Politics
11.4.2026
3
min reading time

European Defence Agency Where Defence Starts Local - Why Europe’s Regions Are Moving to the Front Line of Security Policy

European defence is no longer an abstract debate confined to Brussels, ministries, or military headquarters. Increasingly, it is felt—and shaped—on the ground.

That reality framed a high‑level meeting on 23 March 2026, when Fernando López Miras, Chair of the Working Group on Defence of the European Committee of the Regions (CoR), led a delegation representing ten European regions to the European Defence Agency (EDA). The message was clear: defence readiness is not only a national or EU‑level concern—it is a regional one.

Regions at the Sharp End of Security

From border pressure and hybrid threats to the economic and social fallout of Russia’s war against Ukraine, Europe’s regions and cities are often the first to experience security risks. They host critical infrastructure, industrial sites, logistics hubs, and innovation ecosystems. They manage resilience planning, emergency response, and increasingly, industrial policy.

This makes local and regional authorities indispensable actors in Europe’s evolving defence architecture.

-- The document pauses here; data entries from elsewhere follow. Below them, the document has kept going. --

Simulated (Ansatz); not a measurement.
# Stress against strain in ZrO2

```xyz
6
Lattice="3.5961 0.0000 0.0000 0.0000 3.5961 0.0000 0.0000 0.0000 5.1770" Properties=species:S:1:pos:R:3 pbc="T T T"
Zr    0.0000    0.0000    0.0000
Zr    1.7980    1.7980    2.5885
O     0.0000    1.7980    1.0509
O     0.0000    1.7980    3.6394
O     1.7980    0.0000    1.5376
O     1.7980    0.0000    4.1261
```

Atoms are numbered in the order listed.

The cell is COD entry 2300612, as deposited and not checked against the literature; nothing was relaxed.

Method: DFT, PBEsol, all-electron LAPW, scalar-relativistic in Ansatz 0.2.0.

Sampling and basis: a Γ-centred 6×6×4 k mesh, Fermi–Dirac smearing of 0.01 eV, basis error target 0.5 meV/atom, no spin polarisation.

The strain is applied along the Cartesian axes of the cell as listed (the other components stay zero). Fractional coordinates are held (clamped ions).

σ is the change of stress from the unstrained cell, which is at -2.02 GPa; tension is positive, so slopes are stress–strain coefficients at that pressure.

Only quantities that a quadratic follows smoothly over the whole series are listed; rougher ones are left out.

Recognizing this, the CoR established its Working Group on Defence in April 2025. Its mission: ensure that regional voices are embedded in EU defence policy—and that security is treated as a multi‑level governance challenge, not a top‑down directive.

EDA’s Readiness Agenda

During the visit, officials from the Chief Executive’s Policy Office of the EDA briefed the delegation on the Agency’s core activities and its expanding role in helping the EU achieve defence readiness by 2030.

Key areas of discussion included:

  • Joint procurement of military equipment, aimed at reducing fragmentation and accelerating capability delivery
  • Cyber defence, where civilian and military domains increasingly overlap
  • Support to the European defence industry, particularly in strengthening competitiveness and supply resilience

EDA also outlined how it contributes to medium‑ and long‑term capability development, helping Member States align investments with shared priorities rather than duplicating national efforts.

Notably, the briefing touched on potential expansion of EDA’s mandate, following the 2025 call by EU leaders to strengthen the Agency—signaling a growing recognition that Europe’s defence tools must match the scale of its security challenges.

Why Regions Matter More Than Ever

What made the meeting distinctive was not the policy content, but the governance shift it represents.

Industrial policy, innovation funding, skills development, and infrastructure planning are often designed and implemented at the regional level. Defence readiness depends on all of them.

Whether it is fostering dual‑use innovation, supporting defence manufacturing clusters, or hardening civilian infrastructure against cyber and hybrid threats, regions sit at the intersection of security and society.

López Miras emphasized this point, underlining the role of regions in strengthening Europe’s overall resilience—not just through military means, but through preparedness, economic robustness, and innovation capacity.

From Coordination to Integration

The exchanges at EDA explored how cooperation between EU‑level defence initiatives and local and regional authorities can move from consultation to integration.

This includes:

  • Aligning regional innovation ecosystems with EU capability priorities
  • Leveraging regional industrial strengths for defence supply chains
  • Embedding resilience and preparedness into regional development strategies

The underlying argument is provocative in its simplicity: defence readiness cannot be delivered by institutions alone. It must be built into how Europe plans, invests, and governs at every level.

A Broader Signal

This meeting may not generate headlines like a weapons contract or a summit declaration. But it reflects a deeper shift in European defence thinking.

Security is no longer treated as an isolated military domain. It is becoming a whole‑of‑society effort, where regions are not passive implementers but active contributors.

As Europe pushes toward its 2030 readiness goals, the question is no longer whether regions belong in defence policy—but whether Europe can afford to move forward without them.